After a 17 year absence, Swedish hardcore punks Refused have returned with their fourth album titled Freedom. After breaking up initially in 1998, the band returned to the festival scene is 2012 playing a handful of dates, including one at Germany’s Rock Am Ring festival. In 2014, the band settled their differences, continuing to tour old material, eventually leading up to the release of Freedom.
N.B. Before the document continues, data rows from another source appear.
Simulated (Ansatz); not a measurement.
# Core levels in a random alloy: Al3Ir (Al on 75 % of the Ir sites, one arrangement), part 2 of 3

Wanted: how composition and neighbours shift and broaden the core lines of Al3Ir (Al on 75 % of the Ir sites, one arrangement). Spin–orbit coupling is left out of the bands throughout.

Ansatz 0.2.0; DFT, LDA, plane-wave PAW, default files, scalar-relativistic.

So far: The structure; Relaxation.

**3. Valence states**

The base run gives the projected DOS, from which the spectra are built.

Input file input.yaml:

The intro to album opener “Elektra” is extremely reminiscent of Refused’s older sound. This is most likely the reason why the song was chosen as the lead single from the album, to show Refused’s audiences that although they have been away for almost two whole decades, this is still the same Swedish foursome who reinvented hardcore with The Shape of Punk to Come. Lead singer Denis Lyxzen screams over hadcore guitars from Kristofer Steen building up to an even louder heavier chorus that fans of the band have been responding positively to since the song had its live debut in April.
“Francafrique” is slightly more PPP influenced than any other songs on the album, possibly due to the influence of Swedish pop producer Shellback. The song begins with children chanting “exterminate the brutes” and an almost funky sounding guitar that rings throughout the song. Lyzxen’s chanting of “Francafrique” and “exterminate the brutes” throughout the length of the track, left the song playing in my head for hours afterwards and surely that’s the mark of a good pop song? Although this track’s pop influence is evident, there’s still no doubt that the political lyrical content of the song has Refused written all over it.
“Dawkin’s Christ” starts with a female vocalist singing over a clean sounding guitar and drum line that sounds reminiscent of the slow build of Refused’s most known song “New Noise”. This slow build continues its momentum, adding distortion along with Lyxzen’s poetic screams of “the thought of love triggers lonely hearts, gladly reaching out just to be a part, so we live to serve, made it into an art“. The hard hitting riffs in the song and the satisfying heavy chorus makes it easy to imagine Refused fans embracing the song with open arms.
Freedom does not only signify a triumphant return for one of the most popular European punk bands of the last 25 years, it also makes you hope the next album doesn’t take nearly as long for the band to make. This is Refused releasing n studio album in the 21st century, something fans never thought they would see after the break up in 1999, let alone on an American label. However, any fans who doubted the band could come back sounding as hungry and passionate as ever, should be proved wrong with the triumphant sound of Freedom, featuring a Refused who sound as if they’d never been away.